Today's Food Experiment
I am discovering interesting perks about this new Paleo diet shift. I spend most of today eating well and with a noticeable change in how I feel. I really just felt GOOD. Not like wanting to run around like a maniac tapping dancing in the streets or anything like that, but an overpowering sense of contentment and balance in my whole body. I didn't realize how truly exhausted and anxious I really am from day to day until I wasn't. And in this state, I can see very marked differences in how different foods affect me. I had two cups of coffee today. One cup I made myself this morning: a large travel mug of Ethiopian coffee beans using a french press with some almond milk and honey added. I did have some hand shaking from that cup and I wished I could go outside and run off the extra burst of energy instead of forcing myself to keep it contained since I was in a team meeting. I still felt great, though, and my concentration levels were high.

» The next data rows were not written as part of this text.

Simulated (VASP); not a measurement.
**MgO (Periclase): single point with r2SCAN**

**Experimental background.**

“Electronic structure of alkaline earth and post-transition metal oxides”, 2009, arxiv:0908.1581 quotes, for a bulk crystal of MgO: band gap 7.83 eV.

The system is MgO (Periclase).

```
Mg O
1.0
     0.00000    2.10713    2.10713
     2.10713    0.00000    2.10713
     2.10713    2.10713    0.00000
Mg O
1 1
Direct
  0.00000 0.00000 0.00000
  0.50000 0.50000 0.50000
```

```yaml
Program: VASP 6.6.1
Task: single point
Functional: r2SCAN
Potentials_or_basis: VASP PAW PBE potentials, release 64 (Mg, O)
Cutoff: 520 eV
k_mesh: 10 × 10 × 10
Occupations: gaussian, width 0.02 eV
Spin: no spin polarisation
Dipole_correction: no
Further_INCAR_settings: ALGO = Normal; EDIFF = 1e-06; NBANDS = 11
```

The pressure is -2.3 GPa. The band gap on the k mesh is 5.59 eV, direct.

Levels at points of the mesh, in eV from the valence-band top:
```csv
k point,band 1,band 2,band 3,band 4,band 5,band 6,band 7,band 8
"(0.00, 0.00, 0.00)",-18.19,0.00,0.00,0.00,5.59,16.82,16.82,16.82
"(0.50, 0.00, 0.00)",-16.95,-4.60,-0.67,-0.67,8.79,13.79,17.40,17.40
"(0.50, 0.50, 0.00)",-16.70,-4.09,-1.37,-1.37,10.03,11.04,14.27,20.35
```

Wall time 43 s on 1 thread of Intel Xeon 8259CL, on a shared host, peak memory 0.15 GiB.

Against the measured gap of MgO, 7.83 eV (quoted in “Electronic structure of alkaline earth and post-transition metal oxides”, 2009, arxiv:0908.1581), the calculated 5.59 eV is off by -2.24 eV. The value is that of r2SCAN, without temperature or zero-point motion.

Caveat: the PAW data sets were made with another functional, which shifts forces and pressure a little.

Fast forward to later this afternoon. I met a friend for coffee at Starbucks. I was going to get tea, but I was curious what my usual no-fat caramel macchiato coffee would do to me. I was fine for a while...until after I got the kids to bed and started to do the things I planned for the evening. I was irritable. And aggravated. My mind kept racing about all the things I wanted to do to the point I was overwhelmed with where to start. And once I did finally start, Tadd kept trying to ask me questions and engage me in conversation, which annoyed me. REALLY annoyed me. Next thing I knew it was after 10 and I still hadn't written or worked on any of the wonderfully creative and relaxing things I planned to do before I was scheduled to go to bed by 10:30. The delicious feeling of balance is now replaced with my "normal" state of anxiety and being on edge. I could barely get through my writing pages (I eked something out though) and at one point, the idea flow abruptly turned off.
So, that officially takes fancy frou-frou coffee drinks off the list. Good riddance. I want the feel good state to come back. Tomorrow it is right back to meat and vegetables and fruit and herbal tea. I am scheduled to meet up with people for some exercise bright and early, which hopefully will help (if I don't feel totally wrecked when I wake up and it isn't snowing.) As long as all the not-good-for-me food keeps screwing with me, staying on this diet will be real easy!!